The Shirley Temple Blue Diamond failed to sell at auction in 2016, but now it’s found a new life.
The actress’ father purchased the cushion-modified brilliant-cut fancy deep blue diamond, weighing 9.54 carats with VVS2 clarity, in 1940 to commemorate the 12-year-old’s latest film, “The Blue Bird.”
She owned the ring until her death in 2014. Her family put the diamond up for sale at Sotheby’s April 2016 jewelry auction in New York, where it was predicted to garner between $25 and $35 million, though it didn’t find a buyer.
That’s when Windsor Jewelers stepped in.
The antiques dealer bought the stone from Temple’s family but decided to make an improvement before putting it back on the market.
“We showed it to some of the best cutters in the world and said there’s a potentiality for it to go internally flawless,” explained Windsor Jewelers President Paul Lubetsky.
Cutting the stone, and slightly lowering the carat weight in the process, was not a decision taken lightly.
“Polishing such an important diamond involves an immense amount of challenges and risk,” Windsor Jewelers’ Principal Avi Fattal said. “The stone was thoroughly studied by the cutter and a team of gemologists for weeks before deciding to put this very rare diamond on the wheel.”
“The color of a blue diamond, and in some cases, quality, can be drastically changed even with the slightest movement. We ultimately decided to go ahead and re-polish the stone to try to improve the clarity.”
What Fattal described as many “nerve-wracking months” of polishing that involved several visits and consultations with the Gemological Institute of America resulted in not only an internally flawless stone—now weighing 9.3 carats—but also a richer blue color.

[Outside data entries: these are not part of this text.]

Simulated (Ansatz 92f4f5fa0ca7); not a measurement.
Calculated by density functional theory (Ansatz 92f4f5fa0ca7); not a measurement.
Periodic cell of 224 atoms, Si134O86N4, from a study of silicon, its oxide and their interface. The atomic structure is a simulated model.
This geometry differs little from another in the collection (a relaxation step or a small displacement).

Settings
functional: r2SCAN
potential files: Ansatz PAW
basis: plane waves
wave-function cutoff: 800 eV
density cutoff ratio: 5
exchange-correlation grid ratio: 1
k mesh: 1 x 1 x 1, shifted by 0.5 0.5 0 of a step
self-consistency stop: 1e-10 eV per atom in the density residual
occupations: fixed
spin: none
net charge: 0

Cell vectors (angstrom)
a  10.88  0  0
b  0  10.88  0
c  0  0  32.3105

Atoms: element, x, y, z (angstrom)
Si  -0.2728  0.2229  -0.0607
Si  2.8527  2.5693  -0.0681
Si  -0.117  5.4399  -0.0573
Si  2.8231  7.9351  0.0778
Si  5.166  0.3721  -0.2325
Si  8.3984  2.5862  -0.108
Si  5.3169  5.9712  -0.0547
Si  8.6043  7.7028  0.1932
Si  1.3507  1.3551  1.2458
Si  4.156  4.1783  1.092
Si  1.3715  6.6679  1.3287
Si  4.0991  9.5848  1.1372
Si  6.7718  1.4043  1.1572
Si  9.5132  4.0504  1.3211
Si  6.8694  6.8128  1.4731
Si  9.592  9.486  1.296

“When we finally decided to re-cut it, it completely opened the color also,” Lubetsky said. “We didn’t expect it to go so blue. Before it was a VVS stone, but when we got rid of the imperfection the color opened up and became bluer than any other stone I’ve seen before.”
In GIA’s current report on the stone, it notes a similarity in color to the famed Hope Diamond and the Wittelsbach-Graff—another blue diamond that was re-cut to improve it clarity—leading Windsor Jewelers to believe that all three diamonds might have been mined in a similar area, the Golconda mines of India.